Solar Eclipse DIY Box & Pinhole Projector: Make at Home

solar eclipse, total solar eclipse

Getty A total solar eclipse is pictured from the city of Ternate, in Indonesia's Maluku Islands, on March 9, 2016.

It’s become almost impossible to find solar eclipse glasses at a reputable retailer. There hasn’t been a solar eclipse in the contiguous United States since 1979, so there’s a lot of interest in it.

Is it possible, though, to make a solar eclipse viewer at home? Luckily, there a lot of instructions available for solar eclipse DIY projects. One of the most interesting projects is a solar eclipse box and pinhole projector (you can make a pinhole projector even if you don’t have a box).

According to Boy’s Life, “This type of viewer is also known as a pinhole projection because the image of the eclipse is projected through the pinhole onto the viewing surface. You will be looking at a projection of the eclipse instead of looking directly at the sun.”

You do not look directly at the sun/solar eclipse using a solar eclipse box or viewer. And you absolutely should not. NASA says you can seriously damage your eyes if you look directly at a solar eclipse. However, this DIY project provides a creative and fun method for you to view the solar eclipse without looking directly at it. It’s fun for kids too. Below you will find detailed instructions as well as several videos that walk you through the process.

Here’s how you do it:


Needed Supplies

Fox17 says you’ll need only seven items to make your pinhole project/solar eclipse box: “cardboard box, sheet of white paper, aluminum foil, tape, scissors, pen or pencil, pin or thumbtack.”

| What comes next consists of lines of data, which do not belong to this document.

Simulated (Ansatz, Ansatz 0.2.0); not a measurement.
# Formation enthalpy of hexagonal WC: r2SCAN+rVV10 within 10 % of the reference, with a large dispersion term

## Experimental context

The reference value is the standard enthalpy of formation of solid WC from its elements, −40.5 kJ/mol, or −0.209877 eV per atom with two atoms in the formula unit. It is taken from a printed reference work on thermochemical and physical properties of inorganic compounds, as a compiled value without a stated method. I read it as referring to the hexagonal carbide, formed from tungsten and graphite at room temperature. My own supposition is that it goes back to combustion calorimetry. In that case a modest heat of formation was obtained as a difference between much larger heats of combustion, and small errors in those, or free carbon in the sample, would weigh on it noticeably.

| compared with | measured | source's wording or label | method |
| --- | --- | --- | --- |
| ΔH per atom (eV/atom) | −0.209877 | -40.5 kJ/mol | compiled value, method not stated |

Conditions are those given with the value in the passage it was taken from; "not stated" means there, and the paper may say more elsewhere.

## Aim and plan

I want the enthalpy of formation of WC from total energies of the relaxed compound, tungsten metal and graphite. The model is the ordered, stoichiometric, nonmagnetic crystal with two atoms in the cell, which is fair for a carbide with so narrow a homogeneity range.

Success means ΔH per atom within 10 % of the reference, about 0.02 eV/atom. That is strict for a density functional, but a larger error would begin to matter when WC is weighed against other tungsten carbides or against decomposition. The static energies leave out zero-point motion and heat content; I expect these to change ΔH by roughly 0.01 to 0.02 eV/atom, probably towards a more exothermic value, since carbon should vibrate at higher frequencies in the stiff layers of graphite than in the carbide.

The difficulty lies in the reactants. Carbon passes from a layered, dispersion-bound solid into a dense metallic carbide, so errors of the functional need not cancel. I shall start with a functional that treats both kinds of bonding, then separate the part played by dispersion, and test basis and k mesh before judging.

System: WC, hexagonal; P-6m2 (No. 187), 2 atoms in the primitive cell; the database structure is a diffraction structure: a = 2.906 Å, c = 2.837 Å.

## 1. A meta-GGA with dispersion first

You can use a cereal box, according to NASA. There’s an instructional video you can watch below for that method. The NASA approach calls for these items: “An empty cereal box, scissors, tin foil, tape, a piece of white paper, a nail (or something sharp to make a pinhole.)”

You get the point. You can find many instructional handouts online but they pretty much all call for the same thing. The variations come mostly in what you use for the box (a shoebox would work too or any cardboard box really), and what you use to make the pinhole (nail, pin, thumbtack, etc.) Obviously, children shouldn’t use sharp objects without supervision.

If you don’t have all of those supplies, you can build an even simpler pinhole projector. According to the American Astronomical Society, “a convenient method for safe viewing of the partially eclipsed Sun is pinhole projection. You simply pass sunlight through a small opening (for example, a hole punched in an index card) and project an image of the Sun onto a nearby surface (for example, another card, a wall, or the ground).”

National Geographic also has detailed instructions for a simpler pinhole projector: “Make a simpler version of the solar eclipse viewer with two thin but stiff pieces of white cardboard. Punch a small, clean pinhole in one piece of cardboard and let the sunlight fall through that hole onto the second piece of cardboard, which serves as a screen, held below it. An inverted image of the sun is formed. To make the image larger, move the screen farther from the pinhole. To make the image brighter, move the screen closer to the pinhole.”

Boy’s Life provides a similar list of supplies but swaps out a pocketknife for the scissors: “Small box with a lid (A shoebox is perfect.) Small square of aluminum foil. Small square of white paper. Utility knife or hobby knife. Tape. Pin.”


Steps to Make the Solar Eclipse Box/Pinhole Projector

The Fox17 method provides a list of five easy steps: Trace the box bottom on your sheet of paper. Cut out the rectangle traced. “Tape it to the inside on one end of the bottom of the cardboard box. This now becomes your projection screen.” Next, close the box, “cut two holes on either end of the opposite side of the box. Tape closed the remaining portion of the box top. Cut a piece of aluminum foil to cover one of the holes and tape it in place. Poke a small hole in the middle of the piece of foil.” That’s it!

The NASA approach in the above video calls for these steps: Empty the cereal out of the box. Put the box on the white paper, and trace the bottom of it. Cut out the shape you’ve traced. Tape the shape to the inside of the box “on the bottom.” Now, “Close the top of the box. Cut out two square holes on the left and right sides. Place the tin foil over one of the holes. Tape it down. Put a pinhole in it.” That’s according to Quartz.

Boy’s Life provides step-by-step instructions with photos if that helps.


How to Use It

Go outside and face away from the sun “so that the light will shine into the pinhole. Look into the open hole of the box that you did not cover with aluminum foil and you will see the sun projected on the white piece of paper inside the box,” according to Fox17.

Quartz also suggests, “You’ll hold the box up, like a flute, so that the so that the eclipse can reflect onto the tin foil.”